Guatemala City

Ancient Maya trash is an archaeologist’s treasure.

If you try to think of a verb to describe an archaeologist’s work, you will probably come up with “dig.”  And dig we do.  However, for every day an archaeologist spends excavating, she must spend many more analyzing artifacts in the lab, interpreting results, and writing reports and papers.  After completing a 10-week field season in the jungle, at the Maya site of Ceibal, I am writing to you from our project’s lab in Guatemala City, where my team members and I are busy analyzing our finds.  (You can read a little about our project here.)

I’m a graduate student at the University of Arizona, working on my Ph.D. dissertation.  My dissertation research involves excavating ancient Maya houses and the areas around those houses, some of which date back to around 800 B.C.  (You can see some cool preliminary results here.)  When you excavate households, you find a lot of ancient people’s trash.  Archaeologists love trash.  The most common kind of artifact I find is broken pottery, which we call ceramic sherds.  I spent today, the Day of Archaeology 2014, sorting, counting, recording, and labeling these bits of ancient bowls and plates.  Below you can see my cozy workspace:

Sorting and recording pottery sherds in Guatemala City

Sorting and recording pottery sherds in Guatemala City. MP3 player for audiobook entertainment.

This kind of work is more tedious than glamorous, but it’s an important step in interpreting the archaeological record.  Ceramics are used to study all kinds of interesting topics, including trade, social status, and ancient technology.  We sometimes even find residues of ancient foods and drinks in ceramic vessels.
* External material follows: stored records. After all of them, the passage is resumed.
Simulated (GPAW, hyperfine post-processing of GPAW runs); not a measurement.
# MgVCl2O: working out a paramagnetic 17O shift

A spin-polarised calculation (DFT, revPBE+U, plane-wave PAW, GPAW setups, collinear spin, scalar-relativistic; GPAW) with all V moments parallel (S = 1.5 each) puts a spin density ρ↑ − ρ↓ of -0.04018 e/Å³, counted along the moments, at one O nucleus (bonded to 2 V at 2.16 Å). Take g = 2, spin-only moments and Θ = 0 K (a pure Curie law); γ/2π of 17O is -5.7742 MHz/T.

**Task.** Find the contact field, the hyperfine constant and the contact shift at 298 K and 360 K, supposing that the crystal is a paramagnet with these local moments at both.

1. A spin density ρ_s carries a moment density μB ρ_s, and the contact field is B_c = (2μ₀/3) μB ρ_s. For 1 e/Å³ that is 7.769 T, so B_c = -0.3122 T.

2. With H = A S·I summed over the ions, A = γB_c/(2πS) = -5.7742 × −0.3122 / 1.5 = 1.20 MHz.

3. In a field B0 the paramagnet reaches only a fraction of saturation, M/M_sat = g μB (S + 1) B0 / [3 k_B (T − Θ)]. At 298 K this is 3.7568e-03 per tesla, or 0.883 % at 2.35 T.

Right now, I am most interested in my piles of sherds as a way to date the different floors, buildings, burials, and other deposits I have excavated.  In the Maya area, archaeologists are constantly refining our knowledge of how local ceramics changed over time.  Our knowledge of Maya ceramic types allows us to quickly put together the basic timeline of an archaeological site.  (We also use other methods of dating, such as radiocarbon dating, but for various reasons those are not always feasible, useful options.)  Without that timeline, we couldn’t begin to understand the events that took place in the past. By carefully recording and publishing the ceramic finds from our site, we contribute to our discipline’s broader knowledge of ancient Maya ceramics.  We create representative collections of sherds for others to study, and we reassemble whole ceramic vessels that will eventually by curated by Guatemala’s Institute of Anthropology and History.  Some of the nicer Maya dishes may even end up in the national archaeology museum.

Other project members, who hail from Guatemala, the US, Europe, and Japan, are busy analyzing the stone tools, human bones, animal bones, and other artifacts excavated at our site.  Each provides an important, different piece of the puzzle in our quest to understand ancient Maya society.